These questions have stuck in my mind since I've read them. I've come to the conclusion that I really didn't have a choice whether to endure it or not. I either endure it or I die. It may not be a physical death, but it would be death all the same. I would have sacrificed my soul.
This process has been occuring for about four years now. I'm a stubborn soul, so it's takes a while. If you ask my mother, she'll be the first to tell you that it's true - she was in labor for 36 hours. Anyway, I was one of those people caught in that Julia Cameron calls a 'virtue trap' - also known as the original nice girl or as one person put it, 'Goody Two Shoes'. I woke up one morning and I realized that I had no idea who I really was. All I knew was acting: acting a certain way around my parents; acting a certain way around my friends...acting to 'get along'. I decided to stop acting and to get real.
During this process, I lost friends. They decided that they liked the act more than the real person. It was absolutely awful - not only did I not know who I was, I felt I was all alone in my struggle to find out. In the end though, it was for the best. These people were only in the way and hated the fact that I wasn't going to stay in their rut. They thought of themselves as happy and didn't like to be reminded of the fact that they were, in fact, in a rut. They told me that I was going through a second adolescence; that I needed 'guidance', I was just plain 'evil'...

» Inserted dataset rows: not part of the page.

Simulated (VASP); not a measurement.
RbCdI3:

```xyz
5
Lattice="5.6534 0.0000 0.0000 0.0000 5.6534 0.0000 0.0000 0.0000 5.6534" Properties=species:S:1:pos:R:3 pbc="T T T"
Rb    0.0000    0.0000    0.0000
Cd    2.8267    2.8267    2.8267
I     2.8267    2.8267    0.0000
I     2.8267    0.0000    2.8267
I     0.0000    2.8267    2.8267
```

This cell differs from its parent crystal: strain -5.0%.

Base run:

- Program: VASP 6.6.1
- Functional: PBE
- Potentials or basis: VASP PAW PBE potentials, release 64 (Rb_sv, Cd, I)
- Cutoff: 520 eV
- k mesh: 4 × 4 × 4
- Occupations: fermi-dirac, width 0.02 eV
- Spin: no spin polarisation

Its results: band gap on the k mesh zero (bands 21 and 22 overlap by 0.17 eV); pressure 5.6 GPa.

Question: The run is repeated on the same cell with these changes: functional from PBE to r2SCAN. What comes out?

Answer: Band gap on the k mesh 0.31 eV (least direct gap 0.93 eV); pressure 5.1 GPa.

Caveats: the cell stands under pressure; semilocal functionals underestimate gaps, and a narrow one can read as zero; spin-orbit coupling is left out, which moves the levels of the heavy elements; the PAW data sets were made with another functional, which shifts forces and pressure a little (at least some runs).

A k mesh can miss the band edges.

Shame is one of the hardest things to deal with . I spent a little over a year as a near hermit because of shame. I hardly ever left the house and hated for anyone to see me. I was a hideous wreck, you see, and I didn't want pity. I was ashamed of my body; my voice, my thoughts, my beliefs, my clothes, my curiosities, my art...I wondered at times if all the pain was really worth it. I wondered if I was really evil. Julia Cameron says that 'shame is an attempt to prevent a person from behaving in a way that embarrasses us.' Sometimes, I think our entire culture runs on shame. We learn shame at an early age - either how it feels or how to dispense it. Deviate the smallest bit from the 'norm' (whatever that is) and wham! Even today, it's hard sometimes to deal with the shame, but I'm getting better. I know that I'm not a hideous wreck. I'm unique, and no one can take that away.
If you had asked me even a few months ago whether I'd be able to accept the process for what it is, I probably would have said, "What process?!" I can see it now for what it is and I can accept it - if only partially. (I'm a stubborn soul, remember?) I catch myself now and then wishing for things to be the way they were, back when I wasn't 'awake', but I wouldn't change things for the world. I'm alive, I'm reborn and I'm open.
I'm me and, by the Goddess, no one's ever going to take that away from me again.